Geeking Out

What’s actually in a WIM or ESD file?

It seemed like a simple question: Can you figure out what’s in an ESD file without download the whole file? I’ve been manipulating data like this quite a bit over the past couple of days, so I’d like to think I’m getting pretty good at it — so I had to take that as a challenge.

First, Microsoft did publish a paper (available to download in RTF form here) that describes the file format. While you could probably reverse-engineer everything from just that, I found it useful to have a few other pieces of data to help:

  1. Source code from the open-source WIMLIB (useful if you ever want to create or use WIM/ESD files on other platforms, e.g. Linux or MacOS), available here. (You can read more about this in a previous blog post about making WIM images smaller.)
  2. A ProcMon trace showing a WIM/ESD file being opened by 7-Zip, which natively knows how to open WIM files to display their content.
  3. The same WIM/ESD file opened in the HxD so I could browse the whole file in hexadecimal. (I talked about that in another previous blog post about Autopilot hashes.)

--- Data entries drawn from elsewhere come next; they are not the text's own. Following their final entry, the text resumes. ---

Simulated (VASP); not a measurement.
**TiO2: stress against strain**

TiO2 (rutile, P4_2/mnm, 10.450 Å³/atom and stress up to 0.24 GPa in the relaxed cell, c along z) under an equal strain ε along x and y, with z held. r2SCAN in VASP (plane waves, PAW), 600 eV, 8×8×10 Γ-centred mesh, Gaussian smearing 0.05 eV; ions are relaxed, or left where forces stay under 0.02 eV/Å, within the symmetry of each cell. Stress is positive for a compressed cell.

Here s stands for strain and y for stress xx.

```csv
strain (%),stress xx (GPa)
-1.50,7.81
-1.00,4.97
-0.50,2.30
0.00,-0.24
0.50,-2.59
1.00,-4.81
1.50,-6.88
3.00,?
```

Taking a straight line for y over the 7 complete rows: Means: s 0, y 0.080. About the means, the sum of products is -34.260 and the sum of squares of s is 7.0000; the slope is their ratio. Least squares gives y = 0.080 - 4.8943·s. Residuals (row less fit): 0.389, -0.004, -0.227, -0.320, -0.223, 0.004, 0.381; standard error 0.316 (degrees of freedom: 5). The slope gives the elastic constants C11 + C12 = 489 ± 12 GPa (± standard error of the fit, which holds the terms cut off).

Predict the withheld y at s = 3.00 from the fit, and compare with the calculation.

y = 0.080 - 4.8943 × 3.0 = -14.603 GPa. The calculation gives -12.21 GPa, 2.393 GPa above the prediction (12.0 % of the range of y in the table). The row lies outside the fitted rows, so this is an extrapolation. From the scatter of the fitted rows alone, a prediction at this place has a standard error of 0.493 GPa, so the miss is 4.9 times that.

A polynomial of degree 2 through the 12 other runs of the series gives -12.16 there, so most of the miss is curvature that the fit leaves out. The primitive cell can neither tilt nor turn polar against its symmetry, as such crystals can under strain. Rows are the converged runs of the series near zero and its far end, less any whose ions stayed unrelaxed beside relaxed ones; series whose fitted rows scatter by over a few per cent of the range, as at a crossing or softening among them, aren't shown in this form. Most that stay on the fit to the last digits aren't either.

The documentation discusses how each WIM file starts with a standard file header, where the first bytes are “MSWIM” as a “magic string” to verify that this is indeed a WIM file. And from the WIMLIB source code, I can see that the header is 208 bytes long. That’s nice, since that’s what ProcMon shows 7-Zip reading when I opened the file: the first 208 bytes of it.

After that, it read 7644 bytes from the near the end of the file, then a whole bunch of data that was just before that chunk. Logically, it seems reasonable to assume that it read the header, then the image information, then the actual file/directory structure that it needs to display.

First, we can verify the 208 (0xD0 in hex) byte header in HxD:

Sure enough, it starts with MSWIM. Let’s jump ahead in HxD to the location that ProcMon showed it reading, offset 3,740,696,980 or 0xDEF68194 in hex.

Nice, that’s a chunk of Unicode XML text. (I had forgot that WIM files used XML to store details about the images inside. If you remember the ImageX utility, it would dump that XML out for you, just as it is in the file.)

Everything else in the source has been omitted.